Ray Didinger, the dean of Philadelphia sportswriters, will speak about his storied career covering Philly teams in the Meagher Theatre on September 7 at 1:30 p.m.
Didinger, who grew up in Folsom and graduated from St. James High School in 1964, was the first print journalist inducted into the Philadelphia Sports Hall of Fame.
As a columnist for the Philadelphia Bulletin and Philadelphia Daily News, he was voted Pennsylvania Sportswriter of the Year five times. He also won six Emmy Awards as a writer and producer at NFL Films.
During a 54-year career, which began with the Delaware County Daily Times in 1968, he was a reporter, columnist, radio and television personality, author, and screenwriter. His newly released book, “One Last Read: The Collected Works of the World’s Slowest Sportswriter,” is an anthology of his writing over the years.
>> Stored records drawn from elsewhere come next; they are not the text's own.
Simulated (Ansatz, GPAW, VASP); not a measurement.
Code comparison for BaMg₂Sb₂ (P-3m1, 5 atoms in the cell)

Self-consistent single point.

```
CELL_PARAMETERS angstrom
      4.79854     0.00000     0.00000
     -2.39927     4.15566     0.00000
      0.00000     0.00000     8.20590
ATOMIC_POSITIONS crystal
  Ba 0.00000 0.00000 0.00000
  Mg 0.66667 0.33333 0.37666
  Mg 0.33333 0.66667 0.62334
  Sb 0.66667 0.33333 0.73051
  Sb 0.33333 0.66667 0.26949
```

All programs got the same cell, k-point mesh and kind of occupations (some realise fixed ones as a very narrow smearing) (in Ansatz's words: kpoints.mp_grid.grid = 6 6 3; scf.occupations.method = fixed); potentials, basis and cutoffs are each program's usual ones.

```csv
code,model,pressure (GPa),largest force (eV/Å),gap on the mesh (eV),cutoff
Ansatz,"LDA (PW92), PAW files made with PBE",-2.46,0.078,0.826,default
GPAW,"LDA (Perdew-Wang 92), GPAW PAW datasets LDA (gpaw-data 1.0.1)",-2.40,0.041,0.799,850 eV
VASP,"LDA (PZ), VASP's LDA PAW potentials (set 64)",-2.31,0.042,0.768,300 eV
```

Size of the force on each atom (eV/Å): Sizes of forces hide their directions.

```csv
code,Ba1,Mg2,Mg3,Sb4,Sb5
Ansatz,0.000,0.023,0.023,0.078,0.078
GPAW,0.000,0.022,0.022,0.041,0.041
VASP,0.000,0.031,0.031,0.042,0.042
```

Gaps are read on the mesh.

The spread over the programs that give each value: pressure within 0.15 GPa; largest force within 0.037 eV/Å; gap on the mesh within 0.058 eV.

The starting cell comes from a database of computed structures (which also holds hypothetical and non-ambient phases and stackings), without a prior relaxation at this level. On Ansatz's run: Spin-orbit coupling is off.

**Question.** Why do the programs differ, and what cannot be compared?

In 1996, he won the Dick McCann Award for long and distinguished reporting on pro football, and his name was added to the writer’s honor roll at the Pro Football Hall of Fame.
Didinger books include The Super Bowl: Celebrating a Quarter-Century of America's Greatest Game (1990) and his memoir, Finished Business: My Fifty Years of Headlines, Heroes, and Heartaches (2021).
He also co-authored Football America: Celebrating Our National Passion with Don Shula in 1996, The Eagles Encyclopedia with Robert S. Lyons in 2005, and The Ultimate Book of Sports Movies with fellow-Philadelphia radio personality Glen Macnow in 2009.
His play, Tommy and Me, is the story of a long friendship that began when 10-year-old Didinger met Eagles wide receiver Tommy McDonald, his idol. McDonald played for the team from 1957 until 1964. That relationship inspired Didinger to become an NFL writer and, years later, a successful advocate for McDonald as a Hall of Fame talent.
Didinger is returning to the airwaves with a special Eagles role on the new WIP 94.1 Morning Show this fall.
The event is sponsored by the Cultural Arts Forum, which hosts lecture series, workshops, and author presentations to enrich the educational experiences of the university and the community.
Admission is free for students, faculty, and staff.